Suzanna Sherry, the Herman O. Loewenstein Professor of Law, received the Harvie Branscomb Distinguished Professor Award, which honors faculty for creative scholarship and stimulating and inspiring teaching, at Vanderbilt University’s Spring Faculty Assembly on March 29.
The award was presented by Vanderbilt Chancellor Nicholas S. Zeppos. “Suzanna is widely respected as one of the top scholars of constitutional law and the Supreme Court, and she has authored numerous books and more than 70 articles and is one of the most cited members of the Vanderbilt Law School faculty,” he said.

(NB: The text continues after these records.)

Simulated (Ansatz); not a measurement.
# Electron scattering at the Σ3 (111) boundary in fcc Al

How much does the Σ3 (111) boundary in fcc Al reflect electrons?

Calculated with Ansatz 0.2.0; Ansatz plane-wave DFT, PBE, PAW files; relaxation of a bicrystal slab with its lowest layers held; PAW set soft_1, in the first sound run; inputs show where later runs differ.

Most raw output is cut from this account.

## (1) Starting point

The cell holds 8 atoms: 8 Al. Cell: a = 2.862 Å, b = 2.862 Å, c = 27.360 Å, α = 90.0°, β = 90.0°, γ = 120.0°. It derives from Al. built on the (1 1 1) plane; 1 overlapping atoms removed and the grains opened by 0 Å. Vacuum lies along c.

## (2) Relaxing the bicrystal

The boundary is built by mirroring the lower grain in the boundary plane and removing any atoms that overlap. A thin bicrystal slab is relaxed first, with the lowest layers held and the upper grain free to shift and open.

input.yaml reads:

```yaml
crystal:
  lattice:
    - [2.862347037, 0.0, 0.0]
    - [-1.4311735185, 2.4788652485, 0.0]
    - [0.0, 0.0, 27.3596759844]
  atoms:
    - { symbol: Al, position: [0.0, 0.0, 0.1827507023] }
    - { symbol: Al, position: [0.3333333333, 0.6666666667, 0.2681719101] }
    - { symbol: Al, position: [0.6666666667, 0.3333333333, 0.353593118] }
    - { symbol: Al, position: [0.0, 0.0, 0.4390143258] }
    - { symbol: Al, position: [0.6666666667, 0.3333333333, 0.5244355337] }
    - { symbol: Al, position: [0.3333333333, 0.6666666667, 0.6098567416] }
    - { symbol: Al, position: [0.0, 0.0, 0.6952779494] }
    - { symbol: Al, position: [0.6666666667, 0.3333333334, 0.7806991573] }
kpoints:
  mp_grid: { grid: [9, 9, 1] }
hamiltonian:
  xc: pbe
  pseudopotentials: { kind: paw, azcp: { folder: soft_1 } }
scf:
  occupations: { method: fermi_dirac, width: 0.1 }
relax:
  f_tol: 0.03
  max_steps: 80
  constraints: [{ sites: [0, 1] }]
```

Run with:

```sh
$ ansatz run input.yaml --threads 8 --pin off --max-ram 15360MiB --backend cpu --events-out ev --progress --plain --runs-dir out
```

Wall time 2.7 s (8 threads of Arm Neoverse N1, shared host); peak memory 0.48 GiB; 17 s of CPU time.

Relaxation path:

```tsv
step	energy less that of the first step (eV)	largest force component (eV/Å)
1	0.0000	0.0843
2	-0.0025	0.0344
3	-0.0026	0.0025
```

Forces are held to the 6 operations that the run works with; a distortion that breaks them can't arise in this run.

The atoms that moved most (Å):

Sherry joined Vanderbilt’s law faculty in 2000 from the University of Minnesota Law School, where she had taught since joining the legal academy in 1982. She holds a J.D. from the University of Chicago, where she graduated cum laude and was admitted to the Order of the Coif, and earned her undergraduate degree at Middlebury College in Vermont, where she was a Davison-Foreman Scholar. She clerked for Judge John C. Godbold on the U.S. Court of Appeals for the Fifth Circuit and practiced at Miller Cassidy Larroca & Lewin before joining the faculty of the University of Minnesota.
Sherry’s most recent book, Judgment Calls: Principle and Politics in Constitutional Law co-authored with Daniel Farber (Oxford University Press, 2009), received a 2010 Scribes Book Award Honorable Mention. Other influential books, also co-authored with Farber, include Desperately Seeking Certainty: The Misguided Quest for Constitutional Foundations (University of Chicago Press, 2002) and Beyond All Reason: The Radical Assault on Truth in American Law (Oxford University Press, 1997). Recent articles include “Democracy’s Distrust: Contested Values and the Decline of Expertise” (Harvard Law Review Forum, 2011), “Foundational Facts and Doctrinal Change” (Illinois Law Review, 2011), “The Four Pillars of Constitutional Doctrine” (Cardozo Law Review, 2011), and “Wrong, Out of Step and Pernicious: Erie as the Worst Decision of All Time” (Pepperdine Law Review, 2011), among others. “Hogs Get Slaughtered at the Supreme Court” is currently forthcoming in the 2012 volume of the Supreme Court Review. Sherry regularly teaches Federal Courts, Civil Procedure, and an advanced seminar in litigation theory. She is the author, with Thomas D. Rowe Jr. and Jay Tidmarsh, of a casebook, Civil Procedure, the third edition of which will be released by Foundation Press in 2012, and of Federal Courts: Cases, Comments and Questions with co-authors Martin Redish and James Pfander (West, 7th edition 2011). She has also taught courses in constitutional law, theory and history.
With co-author Tracey George, Sherry developed the Life of the Law, an introductory course all first-year law students take during Orientation Week, and co-authored the course textbook, What Every Law Student Really Needs to Know: An Introduction to the Study of Law (Aspen, 2009). Sherry was honored with the student-selected Hall-Hartman Award for Outstanding Teaching in 2005, 2009, 2010 and 2011.
She is an associate editor of the Journal of Law and Courts and serves on the board of advisors of The Green Bag. She is a member of the American Law Institute and Phi Beta Kappa. She served on the university’s faculty promotion and tenure review committee from 2000-03 and in 2005, chairing that committee from 2002-03 and in 2005. She also served as the chair of the university-wide grievance process from 2007-2010.
“The Branscomb Award recognizes faculty for outstanding scholarship and inspiring teaching that results in learning of the highest order as well as devoted service to students, colleagues, the university and society at large,” Dean Chris Guthrie said. “It recognizes faculty for their total contribution to the institution. Suzanna has made significant contributions to the law school and the university through her tenure here and richly deserves this award.”
The Branscomb award was established in 1963 to honor retiring Chancellor Harvie Branscomb and endowed with funds contributed by members of the faculty. The winner receives a cash award of $2,500 and an inscribed silver plate and is recognized as the Harvie Branscomb Distinguished Professor for one academic year.